He’s not underrated, especially not by me.
I’m with Allison on this … there should be an adjective in modern movie talk: kieslowskian. So many have borrowed from him, or ripped him off outright. (We could all make another list.)
But go back to Blind Chance, a wonderful film, an early play with fate and coincidence. Plenty of artifice here of course, the same story told three times. But with each telling Kieslowski gives us an honest tale, and Witek, his protagonist, is always consistent, his basic humanity unchanging in whatever his situations, professions, relations with women. This is Kieslowski’s humanity, always evident in everything he did. He was quite special.
Apparently he is terribly underrated in Poland. Most Poles know of him but don’t care too much for his films. I can tell you this because earlier today I was discussing Kieslowski with this designer who hails from Poland. He also tells me that filmmakers like Andrzej Wajda are held in high regard by film goers there for his box-office successes.
I can completely understand that.
But then, when I browse through esoteric territories, like The Auteurs for instance, I hardly find a single topic discussing his work. I was surprised, given that most members involved in discussions here have in-depth knowledge about films, filmmakers and world cinema – ten folds more than me, an immature cinephile. I go through the lists – list of films that should be on Criterion, or lists of the best-this and the the best-that – and Kieslowski is never, or very rarely, mentioned. And then when his name was missed out on the Talent section, I was furious. Hence this thread.
JP.. Personally, White is my favorite of the Three Colors. That along with A Short Film About Killing, A Short Film About Love, The Double Life of Veronique and Blind Chance are five unforgettable films for me. I might treat myself this Christmas and New Year and buy a couple of his films I haven’t seen on DVD. I own four of the six from the box set, so that wouldn’t make sense.
It sounds like a case where Kieslowski isn’t appreciated in his own country. He did move to France and he made the best films in his career in France and in French for the remainder of his career.
Not in my country, he’s not, sorry. So underrated? By whom? On what ground?

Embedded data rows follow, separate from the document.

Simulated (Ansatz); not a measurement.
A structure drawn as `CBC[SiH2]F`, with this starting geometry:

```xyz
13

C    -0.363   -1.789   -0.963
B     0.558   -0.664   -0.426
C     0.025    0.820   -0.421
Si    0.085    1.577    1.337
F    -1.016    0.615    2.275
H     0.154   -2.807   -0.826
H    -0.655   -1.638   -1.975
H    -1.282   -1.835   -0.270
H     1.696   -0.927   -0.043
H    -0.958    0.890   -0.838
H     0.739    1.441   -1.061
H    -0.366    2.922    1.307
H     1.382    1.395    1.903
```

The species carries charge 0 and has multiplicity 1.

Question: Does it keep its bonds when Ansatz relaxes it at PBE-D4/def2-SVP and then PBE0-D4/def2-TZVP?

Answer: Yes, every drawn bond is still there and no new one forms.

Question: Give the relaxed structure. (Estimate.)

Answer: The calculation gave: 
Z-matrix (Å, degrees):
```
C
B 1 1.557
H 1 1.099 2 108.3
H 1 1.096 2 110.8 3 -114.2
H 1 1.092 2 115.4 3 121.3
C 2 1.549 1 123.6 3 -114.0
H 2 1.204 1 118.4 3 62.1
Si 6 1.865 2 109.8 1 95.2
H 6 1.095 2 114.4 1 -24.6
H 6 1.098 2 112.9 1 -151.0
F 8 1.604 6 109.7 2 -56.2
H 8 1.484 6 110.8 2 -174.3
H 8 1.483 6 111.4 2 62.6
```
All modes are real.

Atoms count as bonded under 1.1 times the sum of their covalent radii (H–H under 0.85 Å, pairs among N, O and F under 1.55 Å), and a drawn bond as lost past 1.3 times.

Found this article I read a few months ago..
…We promoted the hell out of the film, and, despite a bad
review in The New York Times and an even worse review in
the Los Angeles Times from Peter Rainer, who compared the
film to a perfume commercial….
- Harvey Weinstein on The Double Life of Veronique
Read the rest of the article here
My friend who grew up in East Berlin was the one who turned me on to his work. She watched The Decalogue as it was aired on television in the 80s. I got the impression that people who experienced this reality did appreciate his contributions to film.
Nikhil, I think we never should trust my man Harvey, he’s a bad bad ass… New York, Los Angeles… it must be off the map, I can’t find it on google earth. Peter Rainer who the f… is he? It’s not because two moviegoers payed to write some article at the end of a column say it’s bad that it is underrated. After all, you can dislike la double vie de Véronique and you can like perfume commercial for all I care. I doesn’t mean nothing. the movie is here. It counts. Kieslowski did maybe not achieve all his work like he oughta.
I am as of yet a novice to Kieslowski, but after I stumbled upon La Double Vie de Veronique, I found myself wondering why the F**k I hadn’t heard about this man, based soley on this film I am in love with his style, and will be watching all I can get my hands on in the near future!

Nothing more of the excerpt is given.